Man, lousy day today. Everyone was in a bad mood because they had not recovered from the field trip. Ellen Teacher did show a rare glint of sarcasm by asking me, “So, how was your dinner with Eric last night?”Eric himself was seeming to avoid everyone and was grouchy. I think Mr. Min figured out that Eric screwed up about the dinner, and Eric lost some face over it. I also think that I caught Mr. Min subtly communicating to Eric that Brant, River and I were more valuable to him than he was, so he’d better take care of us.

Since I had a disaster getting to the bank in decent time Thursday, Brant and I talked to Trisha about me getting some break time to take care of the bank today. She had promised it to me in the taxi the night before. She tried to backtrack since Crystal Teacher was out sick, but Brant was volunteering to combine our classes. We were able to agree on me going during lunch, but we warned her to be prepared if it takes longer than lunch to get this done.

I left as soon as I could during lunch. Getting a taxi this time was not a problem. When I got there, though, Mr. Im, the English speaking guy, was not at his desk. I took a number and waited. And waited. While I was waiting, some mothers were egging a toddler on to come over and say “Hello” to me. It’s cute but it’s also annoying, in a way. I sometimes feel like I’m some sideshow freak there for their entertainment. And I have to deal with tykes all day long. Can I have a break from them?
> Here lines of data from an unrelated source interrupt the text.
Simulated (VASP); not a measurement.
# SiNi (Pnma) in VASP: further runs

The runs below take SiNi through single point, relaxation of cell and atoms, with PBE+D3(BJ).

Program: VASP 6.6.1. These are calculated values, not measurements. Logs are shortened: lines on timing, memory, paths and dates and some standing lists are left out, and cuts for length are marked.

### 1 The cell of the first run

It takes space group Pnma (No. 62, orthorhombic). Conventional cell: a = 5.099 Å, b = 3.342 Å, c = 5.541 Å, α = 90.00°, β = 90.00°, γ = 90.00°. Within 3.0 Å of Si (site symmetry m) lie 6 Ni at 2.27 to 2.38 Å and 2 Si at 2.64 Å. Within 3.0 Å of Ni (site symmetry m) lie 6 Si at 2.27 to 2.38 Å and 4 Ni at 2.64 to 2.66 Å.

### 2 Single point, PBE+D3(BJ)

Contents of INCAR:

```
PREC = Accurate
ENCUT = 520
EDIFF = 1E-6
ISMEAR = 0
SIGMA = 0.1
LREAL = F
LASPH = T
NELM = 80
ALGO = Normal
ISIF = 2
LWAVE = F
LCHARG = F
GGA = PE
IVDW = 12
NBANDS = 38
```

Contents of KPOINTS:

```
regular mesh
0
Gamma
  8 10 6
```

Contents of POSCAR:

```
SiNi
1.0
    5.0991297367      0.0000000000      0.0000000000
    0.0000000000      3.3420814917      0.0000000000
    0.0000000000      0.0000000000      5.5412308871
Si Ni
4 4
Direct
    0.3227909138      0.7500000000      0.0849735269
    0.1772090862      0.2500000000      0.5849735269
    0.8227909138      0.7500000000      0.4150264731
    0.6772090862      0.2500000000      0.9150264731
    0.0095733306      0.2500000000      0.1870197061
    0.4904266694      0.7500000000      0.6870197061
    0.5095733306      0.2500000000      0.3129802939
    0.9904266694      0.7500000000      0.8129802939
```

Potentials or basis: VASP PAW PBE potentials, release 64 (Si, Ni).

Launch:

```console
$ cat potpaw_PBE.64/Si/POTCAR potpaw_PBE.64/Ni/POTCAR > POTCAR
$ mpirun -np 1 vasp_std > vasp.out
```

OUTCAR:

My number was called, and I had a hard time communicating with the poor pregnant woman behind the counter. I showed her Mr. Im’s card and asked in Korea if he was there. You know, I can ask the simple questions. I just am not educated enough for the following response. I couldn’t tell if she told me he was out to lunch or if he was gone for the day. I gave her my card and asked her to ask him to give me a call. She instead started dialing the number on my card. I stopped her, and she then called Mr. Im’s cell phone. She sat me down at his desk, relieved to be through with me.

Mr. Im showed up ten minutes later. I told him I wanted to transfer some money to the U.S. I filled out the paperwork, and he gave me what looked like a receipt. Since I was there, I thought I’d sign up for internet banking too. So I asked him. He stopped a bit, and there was a panicked look on his face. He asked if I had an account there. Yeah, of course I did. It dawned on him that I wanted him to take money out of my account and send it to the U.S. He was originally expecting me to pay him on the spot in cash. So he fixes that quickly and then starts the paperwork for internet banking. I fill it out, and he starts typing it into the computer. This takes a very long time. The computer crashed, and it was a while before he admitted it. I told him that we could do it another time, if it wasn’t any trouble. Considering that he was thumbing through his English dictionary while talking to me, I don’t think he understood me. His response was to get me a paper cup of juice. After much frustration, he took me downstairs to this cute teller girl to finish my work. She didn’t speak any English. Well, I spoke more Korean during our face-to-face than she spoke English. I just signed and signed and signed papers. She typed some stuff out while working on this other woman’s transaction. She had some trouble with telling what letters I put on my application for my account screen name. It ended up getting misspelled anyway, I found out. She had one of the managers looking over her shoulder helping her. This is a phenomenon I have not seen in the U.S. There is like one manager for every two or three tellers, constantly looking over their shoulders or teaming up with them against the customer. They handed me my passport and all that stuff. The manager then handed me this card wrapped in black cellophane.

“Secret card.”

“Oooh… kamsa’mnida! Secret card!”

I was in the bank for an hour and a half. It only took River ten minutes when she went. For some reason, it never goes smoothly with me. The kindies were packing up to leave when I showed back up. Trisha nor Eric said anything to me about being gone. I wasn’t trying to get within talking distance anyway.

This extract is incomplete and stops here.